Old Photographs
Progression 3
The Big Ship | The Distant Ship
The Big Ship
The following is an image taken from a book, the title of which, for the moment at least, I will not divulge. What I will say, is that the image below was taken in Poland in the 1930s.
What can we deduce from the photograph?
We see a young man posing awkwardly before a large ship. Is he a prospective passenger? He has no luggage, but maybe that is out of shot of the camera. He seems a little nervous and is looking not at the camera but away to his left. In truth, he appears not to be looking anywhere at all, but in on himself. A young girl stands to his right.

Is she crying? She's holding something to her face. Perhaps she is about to sneeze? Or is she just smelling something as if to remember?
Behind the young girl is a man with a bicycle, come to look at the ship. Having talked about bicycles on the previous page, I find him particularly interesting. The bicycle somehow lends him movement, whereas the two other people (standing on the right of the detail below) appear frozen - even though they have been caught whilst walking. One can imagine the man having just walked his bicycle to the front of the dock, ready to walk away again. The bicycle gives him a sense of purpose, perhaps even urgency - the ship is a distraction from the business of the day.

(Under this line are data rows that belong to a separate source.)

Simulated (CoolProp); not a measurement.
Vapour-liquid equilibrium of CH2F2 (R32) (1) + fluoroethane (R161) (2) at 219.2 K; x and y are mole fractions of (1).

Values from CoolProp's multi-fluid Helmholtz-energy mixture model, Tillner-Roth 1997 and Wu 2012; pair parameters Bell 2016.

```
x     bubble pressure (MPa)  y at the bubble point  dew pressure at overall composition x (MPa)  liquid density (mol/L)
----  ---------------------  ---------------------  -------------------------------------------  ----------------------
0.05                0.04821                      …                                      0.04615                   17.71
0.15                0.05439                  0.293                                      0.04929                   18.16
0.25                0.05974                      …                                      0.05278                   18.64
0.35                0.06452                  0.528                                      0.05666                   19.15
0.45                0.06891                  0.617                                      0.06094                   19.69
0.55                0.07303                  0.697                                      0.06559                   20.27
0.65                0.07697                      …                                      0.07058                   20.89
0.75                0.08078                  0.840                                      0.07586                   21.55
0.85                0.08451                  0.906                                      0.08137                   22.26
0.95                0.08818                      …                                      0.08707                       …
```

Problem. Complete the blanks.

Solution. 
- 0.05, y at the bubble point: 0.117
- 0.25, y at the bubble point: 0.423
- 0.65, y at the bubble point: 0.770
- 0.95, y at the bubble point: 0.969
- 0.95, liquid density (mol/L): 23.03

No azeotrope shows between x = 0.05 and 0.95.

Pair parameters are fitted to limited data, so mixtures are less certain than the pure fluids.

Over the left hand shoulder of our 'main proagonist' we see a couple, who appear to be kissing. Perhaps one of them - the woman - is about to board the ship, bound for some foreign destination? She has a large bag in her hand. The man she is kissing will be left behind, with just this moment for company - at least until they see each other again. Will they see each other again? Or could we be witnessing their last moment together, seeing the kiss the man carried with him to the grave?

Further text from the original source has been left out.